Section 15-526 - Transfers from income to reimburse principal.
§ 15-526. Transfers from income to reimburse principal.
(a) Transfers authorized.- If a trustee makes or expects to make a principal disbursement described in this section, the trustee may transfer an appropriate amount from income to principal in one or more accounting periods to reimburse principal or to provide a reserve for future principal disbursements.

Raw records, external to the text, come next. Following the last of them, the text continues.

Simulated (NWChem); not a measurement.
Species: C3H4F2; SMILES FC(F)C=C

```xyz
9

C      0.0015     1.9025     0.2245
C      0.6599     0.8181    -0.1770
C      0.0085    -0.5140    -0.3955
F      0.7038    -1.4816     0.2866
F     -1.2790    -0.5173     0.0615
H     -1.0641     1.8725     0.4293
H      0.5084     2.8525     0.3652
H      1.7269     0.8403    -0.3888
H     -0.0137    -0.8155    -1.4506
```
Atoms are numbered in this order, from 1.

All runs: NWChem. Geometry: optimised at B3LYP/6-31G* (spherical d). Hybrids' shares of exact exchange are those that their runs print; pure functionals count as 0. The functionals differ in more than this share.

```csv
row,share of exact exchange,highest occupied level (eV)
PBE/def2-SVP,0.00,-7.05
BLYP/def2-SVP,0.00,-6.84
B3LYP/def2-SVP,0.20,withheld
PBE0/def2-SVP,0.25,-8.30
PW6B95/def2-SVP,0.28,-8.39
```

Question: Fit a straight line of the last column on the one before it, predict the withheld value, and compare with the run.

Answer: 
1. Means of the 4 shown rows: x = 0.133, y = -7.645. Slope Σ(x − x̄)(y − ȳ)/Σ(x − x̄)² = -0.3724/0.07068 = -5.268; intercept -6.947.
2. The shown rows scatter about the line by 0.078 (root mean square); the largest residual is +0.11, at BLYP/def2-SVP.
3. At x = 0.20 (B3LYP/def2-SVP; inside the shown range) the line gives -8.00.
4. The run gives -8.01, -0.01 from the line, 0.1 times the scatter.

(b) Included principal disbursements.- Principal disbursements to which subsection (a) applies include the following, but only to the extent that the trustee has not been and does not expect to be reimbursed by a third party:
(1) An amount chargeable to income but paid from principal because it is unusually large, including extraordinary repairs;
(2) A capital improvement to a principal asset, whether in the form of changes to an existing asset or the construction of a new asset, including special assessments;
(3) Disbursements made to prepare property for rental, including tenant allowances, leasehold improvements, and broker's commissions;
(4) Periodic payments on an obligation secured by a principal asset to the extent that the amount transferred from income to principal for depreciation is less than the periodic payments; and
(5) Disbursements described in § 15-524 (a) (9) of this subtitle.
(c) Successive income interests.- If the asset whose ownership gives rise to the disbursements becomes subject to a successive income interest after an income interest ends, a trustee may continue to transfer amounts from income to principal as provided in subsection (a) of this section.